Taylor Mac calls his extraordinary theatrical marathon, five years in the making, A 24-Decade History of Popular Music. This title is coyly misleading, because the show is really a blazingly perceptive, wildly subjective history of the United States told by means of a 240-year music playlist. Over twenty-four hours it features 246 songs, divided by decade from 1776 to 2016, lushly performed by Mac in a creamy baritone while decked out in hilariously wacky sculptural costumes designed by Machine Dazzle and accompanied by a crack chorus and orchestra directed by Matt Ray.
Yet the marathon’s first installment, “Act I: 1776-1806” at St. Ann’s Warehouse, along with a ninety-minute section I saw last year at the Prospect Park Bandshell, left me with the strong impression that the show’s gorgeously arranged songs aren’t really its point. Sure, they’re delightful, cleverly selected, and lovingly performed. But they seem to me a dazzling pretext, an alibi for some of the slyest and smartest political theater to arrive in New York since Angels in America. Like Tony Kushner, Mac has grasped a basic and widely misunderstood fact about American theater: that politics in it needs an alibi if it wants to reach a large audience. Americans are allergic to politics onstage unless it’s wrapped in sensational theatricality.
Its politics are the most original aspect of Mac’s elaborate drag act. He is indeed, as he claims, a fabulous bridge-builder between the queerly marginal and the dully normative. Swanky new St. Ann’s Warehouse, with its $55 tickets and glassy, riverview lobby, is hardly the natural backdrop for edgy drag-club stories like Mac’s about, say, food inserted into bodily orifices (a running theme on Thursday). Yet all Mac’s stories and antics are in the service of larger points about power and identity, inclusion and exclusion, aggression and repression, and more, about which judy (Mac’s preferred pronoun--I've been misgendering judy) has a lot to say.
The songs in the show—even in the relatively obscure early period of Act I (think “Yankee Doodle Dandy”)—evoke a nonspecific nostalgia. And our affection for them along with their dynamic appropriation makes us question that nostalgia. Mac turns our sentimentality against us by luring us into thinking about it, about not only the musical sources of it but also the ideas that our ancestors guzzled, coughed and sponged up rather than truly examining. It’s the patter between songs, and often within them, that makes this clear. The patter carries the thread of unique and gritty social observation that knits the show together.
A colonial-era drinking song whose name escapes me, for instance, prompts a digression about playing beer pong at a Dartmouth frat party, which sparks a reverie about the smell of piss, which sparks another about Dartmouth’s profile as the incubator of capitalists who piss expertly on the poor. Later, a nearly nude Mac will sing while fondling and groping a bald audience member in a blue blazer, afterward turning and quipping with a wink: “I picked you because you look like you went to Dartmouth.”

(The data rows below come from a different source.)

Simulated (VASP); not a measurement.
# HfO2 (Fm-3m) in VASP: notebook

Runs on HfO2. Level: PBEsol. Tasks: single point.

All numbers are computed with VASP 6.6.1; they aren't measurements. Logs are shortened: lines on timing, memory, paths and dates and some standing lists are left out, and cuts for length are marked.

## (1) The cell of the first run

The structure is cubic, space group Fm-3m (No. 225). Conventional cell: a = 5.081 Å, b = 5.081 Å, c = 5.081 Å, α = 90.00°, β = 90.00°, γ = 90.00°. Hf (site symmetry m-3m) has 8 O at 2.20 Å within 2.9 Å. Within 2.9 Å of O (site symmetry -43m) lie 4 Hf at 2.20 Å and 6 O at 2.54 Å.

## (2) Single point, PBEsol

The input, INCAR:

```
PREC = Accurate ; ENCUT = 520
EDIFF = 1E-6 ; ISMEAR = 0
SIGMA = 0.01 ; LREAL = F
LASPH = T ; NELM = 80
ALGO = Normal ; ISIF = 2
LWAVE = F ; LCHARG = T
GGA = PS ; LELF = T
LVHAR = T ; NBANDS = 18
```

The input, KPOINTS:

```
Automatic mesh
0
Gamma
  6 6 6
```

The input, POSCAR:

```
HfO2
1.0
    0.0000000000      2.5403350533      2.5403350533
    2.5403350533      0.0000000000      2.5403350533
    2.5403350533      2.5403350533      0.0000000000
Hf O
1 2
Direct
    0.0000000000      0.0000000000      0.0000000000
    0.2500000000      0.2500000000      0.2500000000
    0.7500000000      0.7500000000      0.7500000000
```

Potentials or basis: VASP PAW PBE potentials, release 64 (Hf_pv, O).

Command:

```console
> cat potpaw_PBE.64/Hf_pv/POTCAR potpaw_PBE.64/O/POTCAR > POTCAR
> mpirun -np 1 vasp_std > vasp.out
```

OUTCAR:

At another point an old round set to a nursery rhyme—“Oh dear what can the matter be?/Johnny’s so long at the fair”—prompts a digression about the woman imagined to be singing it. Left alone at home, worried “Betty” can’t look for Johnny herself because respectable women can’t go unaccompanied to fairs. This fact leads her to wonder about her rights, and then wonder whether Johnny might possibly be tarrying with some non-respectable woman at the fair. Betty’s thoughts eventually settle on ostracism of hussies rather than solidarity with women to gain rights. Mac remarks that “in capitalistic America, we always forgive the enemy and despise the outsider”—an observation judy chillingly ties to the aftermaths of all America’s major wars.
Not everything in the grueling, three-hour, intermissionless act is as sharp and penetrating as I’ve made it sound. Nor would you want it to be, as Mac’s humor depends very much on rough, seat-of-your-pants spontaneity to take flight. (“Perfection is for assholes!”) All of that understood, I can’t think of a more worthwhile way to spend three, six, or, hell, if you have the stamina, twenty-four hours. It’s truly remarkable, for one thing, to find such deep patriotism in such an outsider artist, someone bullied and shunned who had more reason to hate than most but instead came out and imagined a bigger, more fabulous tent than any politician. You’ll never see American history in quite the same way again.